Tuesday, May 27, 2008

More birthdays

Back in the day when I thought I was interested in international politics, one region I avoided was the Middle East, particularly Israel/Palestine. It just seemed to be in quagmire with no resolution, no coherence and little rationality that a deep understanding would require too much time and too little enrichment. Or maybe I was just being lazy (this was my undergrad days).

With Israel turning 60, the state of the nation has been a hot topic, including the cover story in the May Atlantic. The author wandered a bit (or maybe he didn't--it might have been the cover monkeys providing a misrepresentation of the article [the cover asks "Is Israel Finished?]), but there is this passage which wouldn't be a revelation to anyone who follows the Israel/Palestinian issue with a modicum of attention (that person isn't me), but succinctly illustrates the difficulty of Israel's position.
On one crucial issue, Olmert is credited by many of the most doubting Israelis with sincerity and thoughtfulness: his newfound belief that the dream of a Greater Israel—one that incorporates the West Bank, Gaza, and the Golan Heights—is dead, replaced with the recognition that the land must be split between a Jewish democratic state and an Arab state.

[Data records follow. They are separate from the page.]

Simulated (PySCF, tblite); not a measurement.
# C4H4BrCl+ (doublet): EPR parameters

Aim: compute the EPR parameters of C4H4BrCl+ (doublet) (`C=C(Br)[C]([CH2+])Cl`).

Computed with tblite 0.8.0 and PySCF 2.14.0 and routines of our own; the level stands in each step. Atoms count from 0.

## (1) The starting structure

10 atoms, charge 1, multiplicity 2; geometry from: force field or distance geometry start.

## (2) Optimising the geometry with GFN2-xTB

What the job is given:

I asked Olmert whether there was a moral dimension to his desire to exit the West Bank... He won’t call the dream of both banks immoral or destructively utopian, because it is a dream that many Israelis believe is just. “If there had been a 10 percent or 15 percent minority which is not Jewish there, then it would have been legitimate. But you don’t come to a majority and say to them, ‘Listen, we deprive you of your right to self-determination and at the same time we won’t provide you with the natural right of equality and equal votes.’ At the end of the day, it was about demography,” he said. “We couldn’t do it.”

Max Nordau wrote that Zionism is meant to create for the Jewish people a homeland in the land of Israel, assured by international legitimacy. One sentence, the whole story. It’s about Jewish people, about defining the community of Jews as a nation, one in the family of nations. Second, it’s not a state for all citizens, but for the Jewish people. Third, it’s in the land of Israel, but not necessarily all the land of Israel. And it has to be secured by international legitimacy.”

Israel’s flagging international legitimacy is one of Olmert’s preoccupations. In an interview with Ha’aretz in November, he said, “If the day comes when the two-state solution collapses and we face a South African–style struggle for equal voting rights [among Palestinians of the occupied territories], then, as soon as that happens, the state of Israel is finished.” He went on to say, “The Jewish organizations, which were our power base in America, will be the first to come out against us, because they will say they cannot support a state that does not support democracy and equal voting rights for all its residents.”"
Maybe this isn't as revelational as I thought, but it does give me a perspective I had thought about before--how does a country defined on one identity adapt/change/respond to a demographic change that, if left unaddressed, will irrevocably change the ability to maintain that identity?

Given the demographic change in the US, albeit in a more peaceful fashion, does it/will it serve as a lesson at all?